As the Unison representative in Glasgow City Council’s Trading Standards Service I was interested in David Leask’s article ("Public at risk as service collapses", The Herald, September 28) and your accompanying Leader Comment ("Trading standards problem raises issues with councils"). Such support for the work of the Trading Standards Service is to be welcomed, especially when set against a background of unrelenting cuts and a diminution of the service.

I was especially interested to read that MSP Elaine Murray was planning to ask the Scottish Government about the training of new trading standards officers and it is important that this is raised as an issue as well.

However, it is important to remember that this state of affairs has not simply arisen during the watch of the present administration but that the state of trading standards bears the mark of the previous Labour Westminster’s Government.
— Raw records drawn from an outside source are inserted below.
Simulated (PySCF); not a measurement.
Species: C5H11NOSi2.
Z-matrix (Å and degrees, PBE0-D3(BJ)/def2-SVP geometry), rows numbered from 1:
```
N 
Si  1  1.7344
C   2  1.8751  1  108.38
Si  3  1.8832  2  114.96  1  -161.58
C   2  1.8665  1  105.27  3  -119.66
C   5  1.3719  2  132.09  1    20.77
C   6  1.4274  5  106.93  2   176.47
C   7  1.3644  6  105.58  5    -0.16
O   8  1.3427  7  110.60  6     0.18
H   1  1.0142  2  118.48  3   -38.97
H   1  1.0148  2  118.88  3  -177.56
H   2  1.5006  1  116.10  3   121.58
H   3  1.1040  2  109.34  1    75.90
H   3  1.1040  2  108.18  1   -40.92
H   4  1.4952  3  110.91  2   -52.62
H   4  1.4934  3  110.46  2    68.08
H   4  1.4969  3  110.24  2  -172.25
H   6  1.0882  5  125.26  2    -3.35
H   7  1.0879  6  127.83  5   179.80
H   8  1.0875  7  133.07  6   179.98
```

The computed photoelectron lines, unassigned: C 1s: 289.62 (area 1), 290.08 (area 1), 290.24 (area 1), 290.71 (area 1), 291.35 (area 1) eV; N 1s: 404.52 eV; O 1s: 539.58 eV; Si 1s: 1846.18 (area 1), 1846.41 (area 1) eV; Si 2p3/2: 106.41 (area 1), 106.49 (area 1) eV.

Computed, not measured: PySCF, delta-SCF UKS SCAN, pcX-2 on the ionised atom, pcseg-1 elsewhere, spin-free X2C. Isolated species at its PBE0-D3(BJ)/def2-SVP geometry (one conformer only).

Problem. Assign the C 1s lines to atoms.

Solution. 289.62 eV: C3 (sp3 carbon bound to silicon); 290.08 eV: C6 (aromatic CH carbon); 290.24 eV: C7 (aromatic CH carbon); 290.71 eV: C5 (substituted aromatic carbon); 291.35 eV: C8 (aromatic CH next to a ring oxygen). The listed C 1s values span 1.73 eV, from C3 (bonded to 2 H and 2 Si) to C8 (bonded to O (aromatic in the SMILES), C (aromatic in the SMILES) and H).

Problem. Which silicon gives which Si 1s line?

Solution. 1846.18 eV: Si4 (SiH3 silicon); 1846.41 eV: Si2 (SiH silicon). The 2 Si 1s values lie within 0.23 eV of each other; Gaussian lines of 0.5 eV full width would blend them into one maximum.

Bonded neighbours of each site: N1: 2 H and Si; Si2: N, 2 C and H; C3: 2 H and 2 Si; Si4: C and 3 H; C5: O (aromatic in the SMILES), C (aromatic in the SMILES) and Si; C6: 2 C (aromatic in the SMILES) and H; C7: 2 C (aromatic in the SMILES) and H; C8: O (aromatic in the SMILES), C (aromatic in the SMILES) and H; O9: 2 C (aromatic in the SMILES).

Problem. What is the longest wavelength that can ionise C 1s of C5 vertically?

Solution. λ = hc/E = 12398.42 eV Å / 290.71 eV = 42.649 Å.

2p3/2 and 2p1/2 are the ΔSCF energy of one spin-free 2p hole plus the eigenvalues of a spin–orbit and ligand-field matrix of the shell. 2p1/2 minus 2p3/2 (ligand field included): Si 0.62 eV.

In 2004, Gordon Brown commissioned a report from the businessman Sir Philip Hampton into the operation of regulatory services in the UK and the so-called “war” against red tape. This report was then used by local authorities as a useful justification for administering cuts in trading standards services.

By far the worst of these single cuts took place in 2005-06 within Labour-led Glasgow City Council. A 40 per cent cut was administered on the service in one blow.

There has been over the years a “matching down” of these cuts across Scotland. The Conservative Government has presided over equally devastating cuts in England.

David Leask described this as a Cinderella service. He is right save in one respect: no political party is in any position to act as a Prince Charming in this tale.

Alex Gordon,

Depute Conditions of Service Officer,

Unison Glasgow City Branch,

84 Bell Street,

Glasgow.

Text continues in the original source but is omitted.